Since the introduction of assured shorthold tenancies under the Landlord and Tenant Act 1988, tenancies of 12 months have become the norm.
The Ministry of Housing, Communities & Local Government has just launched a consultation on “Overcoming the Barriers to Longer Tenancies in the Private Rented Sector”, asking whether measures that would encourage or compel landlords to grant longer term tenancies would lead to greater stability for both tenants and landlords.
The consultation document states that research by a major developer in the build to rent sector suggests that one of the main reasons that tenants do not take up or demand longer term leases is because shorter terms have been the market standard for so long. Once accustomed to the idea of taking a longer term tenancy, tenants have shown more interest, provided that they are given enough flexibility (such as break rights) and control over rent increases.
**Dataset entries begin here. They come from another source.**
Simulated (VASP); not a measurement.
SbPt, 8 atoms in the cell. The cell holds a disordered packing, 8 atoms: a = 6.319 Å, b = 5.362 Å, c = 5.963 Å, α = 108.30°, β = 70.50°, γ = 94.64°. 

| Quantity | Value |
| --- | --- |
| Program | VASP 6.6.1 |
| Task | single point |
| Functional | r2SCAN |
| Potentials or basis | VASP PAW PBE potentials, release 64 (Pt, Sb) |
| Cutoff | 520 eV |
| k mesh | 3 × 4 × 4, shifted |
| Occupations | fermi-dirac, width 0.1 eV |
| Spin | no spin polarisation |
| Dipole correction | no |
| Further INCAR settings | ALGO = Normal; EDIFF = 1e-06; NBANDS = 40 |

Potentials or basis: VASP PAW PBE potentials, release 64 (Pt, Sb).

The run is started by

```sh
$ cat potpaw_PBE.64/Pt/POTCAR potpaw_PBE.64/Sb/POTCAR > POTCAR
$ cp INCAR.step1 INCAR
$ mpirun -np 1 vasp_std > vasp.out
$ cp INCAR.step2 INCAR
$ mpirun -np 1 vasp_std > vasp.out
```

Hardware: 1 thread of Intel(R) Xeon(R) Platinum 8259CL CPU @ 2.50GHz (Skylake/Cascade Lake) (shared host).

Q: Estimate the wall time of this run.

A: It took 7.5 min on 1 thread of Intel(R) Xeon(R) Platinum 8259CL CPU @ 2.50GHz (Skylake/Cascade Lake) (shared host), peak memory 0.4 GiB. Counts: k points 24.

What is wrong with a market dominated by short term tenancies? According to statistics published in the consultation paper, 38% of households in the private rented sector are families with school age children. The paper states that short term tenancies create uncertainty. Tenants who pay their rent and comply with their covenants may still find themselves having to incur the cost and disruption of relocating their families after a year or two. More sobering still, the end of assured shorthold tenancies is now the leading cause of homelessness, with tenants finding it difficult to find new, affordable accommodation when their tenancy comes to an end.
One question for consultees is whether the solution lies in legislation (prohibiting tenancies of less than 3 years other than in exceptional cases) or introducing incentives to landlords to grant longer terms (such as tax breaks).
The principal proposal in the consultation is for a standard tenancy of not less than 3 years, starting with a 6 month probation period after which either the landlord or tenant can decide to walk away. Provided that the tenant complies with their obligations, they would enjoy the security of a longer term, but landlords would still be able to terminate the tenancy early on the tenant default grounds that currently apply to assured shorthold tenancies. The landlord would have a right to increase the rent every 12 months, but without any nasty surprises: the tenant would have to understand up front what the maximum rent could be.
It will be interesting to see how the market responds to this consultation. The sector is already highly regulated, and the sources of many tenant complaints have been tackled in recent years. Tenancy deposits are protected under a statutory scheme (and some landlords do not take them anyway), letting agents are to be regulated, and letting fees banned. The Deregulation Act 2015 introduced protections for tenants against so-called “revenge evictions” which should allow tenants to speak more freely about disrepair and problems with their homes without fear of being thrown out by a disgruntled landlord.
It will also be important to ensure that regulation of tenancy lengths does not dissuade institutional and private investors. It is investors, after all, that fund and develop build to rent schemes. The consultation paper recognises that major upheaval and more regulation could stifle investment in the sector at a time when the investment market is already softening and the need for supply is still very high.
Ultimately, the recommendation for longer “short term” tenancies is driven by a wider problem in the residential property market. Home ownership is in decline, due to a lack of affordable stock. Assured shorthold tenancies are by far the most common tenancy in the private rented sector. There seems to be little in between the two extremes. However there are signs that the private rented sector is evolving naturally, thanks to diversification (student accommodation, buy to rent, and retirement living, to name a few) and innovative steps by developers and planners. In London, tenancies of new PRS stock are already expected to have a 3 year term, under the Mayor’s Affordable Housing and Viability SPG (July 2017), and this policy is reflected in the draft NPPF that will be published this month.
Perhaps the answer is to let the market adapt, rather than forcing change upon it.